Krugman reprises a column he wrote the last time the social security vultures tried to destroy the program. Here’s an excerpt:

But those who insist that we face a Social Security crisis want to have it both ways. Having invoked the concept of a unified budget to reject the existence of a trust fund, they refuse to accept the implications of that unified budget going forward. Instead, having changed the rules to make the trust fund meaningless, they want to change the rules back around 15 years from now: today, when the payroll tax takes in more revenue than SS benefits, they say that’s meaningless, but when – in 2018 or later – benefits start to exceed the payroll tax, why, that’s a crisis. Huh?

I don’t know why this contradiction is so hard to understand, except to echo Upton Sinclair: it’s hard to get a man to understand something when his salary (or, in the current situation, his membership in the political club) depends on his not understanding it. But let me try this one more time, by asking the following: What happens in 2018 or whenever, when benefits payments exceed payroll tax revenues?

The answer, very clearly, is nothing.

The Social Security system won’t be in trouble: it will, in fact, still have a growing trust fund, because of the interest that the trust earns on its accumulated surplus. The only way Social Security gets in trouble is if Congress votes not to honor U.S. government bonds held by Social Security. That’s not going to happen. So legally, mechanically, 2018 has no meaning.

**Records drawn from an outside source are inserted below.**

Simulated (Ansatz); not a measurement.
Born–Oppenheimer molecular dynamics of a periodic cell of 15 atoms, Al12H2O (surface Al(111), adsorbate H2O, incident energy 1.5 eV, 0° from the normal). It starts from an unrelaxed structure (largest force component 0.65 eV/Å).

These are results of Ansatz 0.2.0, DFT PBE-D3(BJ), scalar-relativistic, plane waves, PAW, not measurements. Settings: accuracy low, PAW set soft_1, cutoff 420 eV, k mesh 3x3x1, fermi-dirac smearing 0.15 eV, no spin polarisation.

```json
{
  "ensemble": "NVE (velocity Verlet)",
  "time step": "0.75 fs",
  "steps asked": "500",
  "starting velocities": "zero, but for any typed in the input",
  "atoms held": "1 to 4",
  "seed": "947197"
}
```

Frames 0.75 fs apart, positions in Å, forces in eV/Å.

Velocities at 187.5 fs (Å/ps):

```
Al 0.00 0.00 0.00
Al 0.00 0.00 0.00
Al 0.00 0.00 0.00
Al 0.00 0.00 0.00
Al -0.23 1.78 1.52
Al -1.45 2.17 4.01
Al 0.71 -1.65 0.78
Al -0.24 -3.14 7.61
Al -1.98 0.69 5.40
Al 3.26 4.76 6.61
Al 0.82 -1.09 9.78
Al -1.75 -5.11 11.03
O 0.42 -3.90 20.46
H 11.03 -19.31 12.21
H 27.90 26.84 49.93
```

During the last election Democratic pollsters did a lot of work on messaging this problem and what they found wasn’t very hopeful. As one would expect, people are very confused. And in the best case most of them believe that the government “raided the trust fund” when it invested our money in US government bonds — the safest investment in the world.

I don’t know how to unravel that except to ask people what they think the government should have done with the money — put it under the mattress? Or literally in a lock box at Fort Knox? Or was it a really good idea to invest the money and have Social Security “live off the interest?” Nobody gets it. They think the money’s been “stolen” not invested and it’s nearly impossible to get them to think otherwise. Well played, Pete Peterson.

The country has been misled on all these issues for years by people with an ideological agenda. And now it’s to the point where very few people can sort it all out. They just “know” that the system is going broke. It’s a problem.